Wednesday, December 3, 2014

Movie Review: Moebius

Directed by: Ki-duk Kim.
Written by: Ki-duk Kim.
Starring: Jae-hyeon Jo (Father), Eun-woo Lee (Mother/Mistress), Young-ju Seo (Son).

I have to admit, I really do not understand the appeal of Korean director Ki-duk Kim. He has had a fairly long, prolific career – where he has won awards at some of the most prestigious film festivals in the world, and has received fairly positive reviews throughout his career – and yet, I cannot think of one of his films that I have not hated. His films are filled with young, psychopathic characters, who Kim seems to think are misunderstood outsiders deserving of our sympathy. His films are full of brutal violence, depraved, incestuous sex – and yet instead of being an exploitation director, like some of his countrymen, he takes everything way too seriously – and many have followed along. After last year’s Pieta – which I despised – I had pretty much decided to ignore new films from him – I was done. But when I heard the premise of Moebius – I decided to give him another chance. There is no way in hell that even Ki-duk Kim could take a movie with multiple penises being cut off too seriously. He had to be making some sort of silly exploitation movie – which I think, should he want to, he could actually pull off. Sadly, while Moebius is surely silly throughout – once again, Kim seems to be taking everything too seriously – that he believes he is saying something profound about masculinity and sexuality. He isn’t.
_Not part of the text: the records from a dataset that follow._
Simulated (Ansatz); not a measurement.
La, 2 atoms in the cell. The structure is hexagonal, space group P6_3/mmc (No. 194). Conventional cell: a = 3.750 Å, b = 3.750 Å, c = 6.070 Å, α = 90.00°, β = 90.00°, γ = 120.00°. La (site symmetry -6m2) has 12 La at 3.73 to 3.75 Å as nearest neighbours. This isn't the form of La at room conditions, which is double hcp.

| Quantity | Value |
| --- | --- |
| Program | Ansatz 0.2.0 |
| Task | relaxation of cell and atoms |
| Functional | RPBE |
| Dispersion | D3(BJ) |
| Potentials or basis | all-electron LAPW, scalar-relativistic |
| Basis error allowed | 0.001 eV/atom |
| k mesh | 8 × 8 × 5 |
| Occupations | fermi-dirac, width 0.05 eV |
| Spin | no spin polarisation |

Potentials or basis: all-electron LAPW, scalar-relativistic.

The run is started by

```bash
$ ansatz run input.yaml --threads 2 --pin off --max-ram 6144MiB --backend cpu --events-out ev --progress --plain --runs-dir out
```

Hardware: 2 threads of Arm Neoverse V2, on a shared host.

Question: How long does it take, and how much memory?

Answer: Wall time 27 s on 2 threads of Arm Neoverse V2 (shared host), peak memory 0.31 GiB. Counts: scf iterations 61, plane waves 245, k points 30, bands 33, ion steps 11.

The best thing about Moebius is that the movie contains absolutely no dialogue. That’s good, because there are few writers who write worse dialogue than Kim. The movie is about one screwed up family (which may not in fact be the most screwed up in Kim’s filmography). The father (Jae-hyeon Jo) is having an affair – and when his wife (Eun-woo Lee) finds out about it, she is angry. She tries to cut off her husband’s penis – but he’s smart enough to run away before she can get it done. So, she decides to get back at her husband in the only logical way imaginable – by cutting off their son’s penis. The husband tries to get it back from her, so it can re-attached (one assumes), but fails – because she eats it. The fathers mistress – also played by Eun-woo Lee by the way – is gang raped by a gang of youth – including the son, who simply mimes rape, since he’s missing a penis, and decides to get revenge on the leader of that group by – you guessed – chopping off his penis (this leads to a rather funny sequences, with a penis thrown into the middle of the street, and people fighting to get there before it gets run over). Meanwhile, the Father starts looking into ways men can get sexual satisfaction without a penis – and comes across some sort of abrasion masturbation –which in most movies would lead to the ickiest scenes, but no so here. He also decides to have his own penis surgically removed to donate to his son – who has been the subject of much mockery at school. But his penis seems to have a mind of his own – and once attached to the son, will not become erect, unless it’s for his mother.

Now, if Kim had decided to simply make an insane, ridiculous, silly exploitation film – than perhaps Moebius could have worked. I mean, you just read the brief outlined I wrote – is there anyway that you think this movie could possibly take itself seriously. Sadly, that is what Kim tries to do. He seems to believe that his scenes about abrasion masturbation, and the various penises being cut off adds up to some sort of statement on male sexuality. At least, he attempts to depict something with the male sexuality – the female characters, both played by the same woman, are simply there to cut off penises, have sex, get raped and otherwise just get used and abused by the men in the film. Kim has long since outed himself as a misogynist – and this probably isn’t even his worst example of it – but it’s pretty damn sickening anyway.

The movie does work –in fits and starts – when it just goes purely over the top – like that scene with the penis being thrown into trouble. And at least without dialogue, I didn’t roll my eyes as much as I did when watching Pieta – or some of his other films. The best thing I can say about Moebius, is that I think I may well like it more than I have any other Ki-duk Kim film. The worst thing is that even if that’s true, it’s still an awful film – one of the worst of the year.